Created attachment 165117 [details] Verbose kernel panic textual information When copying files from an ext4 partition on device ada1 mounted read-only to a user's home directory on the FreeBSD root (UFS) partition on device ada0, a kernel panic occurs after around 100 files are copied. It appears at least one other person has experienced this recently: http://freebsd.1045724.n5.nabble.com/Ext4-Kernel-Panic-td6025605.html This kernel panic happens after a fresh install with NO packages or ports installed yet and both before AND after performing system update with freebsd-update. COMMANDS ISSUED (under root account): - - - # mount -t ext2fs -o ro /dev/ada1p4 /mnt/adisk # cd /mnt/adisk # ls lost+found will # cp -Rnv will /home/will (KP happens after about 100 files copied) - - - CRASH INFO: - - - Dump header from device /dev/ada0p3 Architecture: amd64 Architecture Version: 2 Dump Length: 714723328B (681 MB) Blocksize: 512 Dumptime: Tue Jan 5 10:51:56 2016 Hostname: will-freebsd Magic: FreeBSD Kernel Dump Version String: FreeBSD 10.2-RELEASE #0 r286666: Wed Aug 12 15:26:37 UTC 2015 root@releng1.nyi.freebsd.org:/usr/obj/usr/src/sys/GENERIC Panic String: __lockmgr_args: recursing on non recursive lockmgr getblk @ (null):0 Dump Parity: 3650188378 Bounds: 1 Dump Status: good - - - The more verbose crash text is attached.
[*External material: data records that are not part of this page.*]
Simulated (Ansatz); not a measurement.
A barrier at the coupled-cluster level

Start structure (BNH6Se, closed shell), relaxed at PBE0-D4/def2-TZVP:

Testing the same ext4->UFS copy with FreeBSD 10.2 amd64 in VirtualBox also yields the same kernel panic with the same panic type, so it appears to rule out hardware. I also tried adding 'sync' to the mount options in /etc/fstab but this made no difference...the kernel panic still happens.
I noticed pfg@ (CC'd) just fixed a panic in reading ext4 recently. He may have some additional insight.
Thank you for the report: it is unclear if this is a new panic. I am CC'ing Zheng Liu as he is the ext4 implementation expert.
sys_write -> write -> ext2_bmap -> ext4_ext_find_extent -> ... -> panic, so looks like a memory mapped file is being written, during which reading from the mapped memory causes a panic. It seems a specific file is causing this (as opposed to iteration over the filesystem). You could try to narrow it down - use "find" to find the 100th or so file you suspect, and then copy the files you suspect are causing the panic to narrow it down to the single file that actually does. I suspect that file is sparse, causing a different manifestation of bug 205816 (panic instead of garbage data). Could you test the patch from there?
(In reply to Damjan Jovanovic from comment #4) Thank you. The file that it happens on is different each time, and as far as I can tell, they are not sparse files.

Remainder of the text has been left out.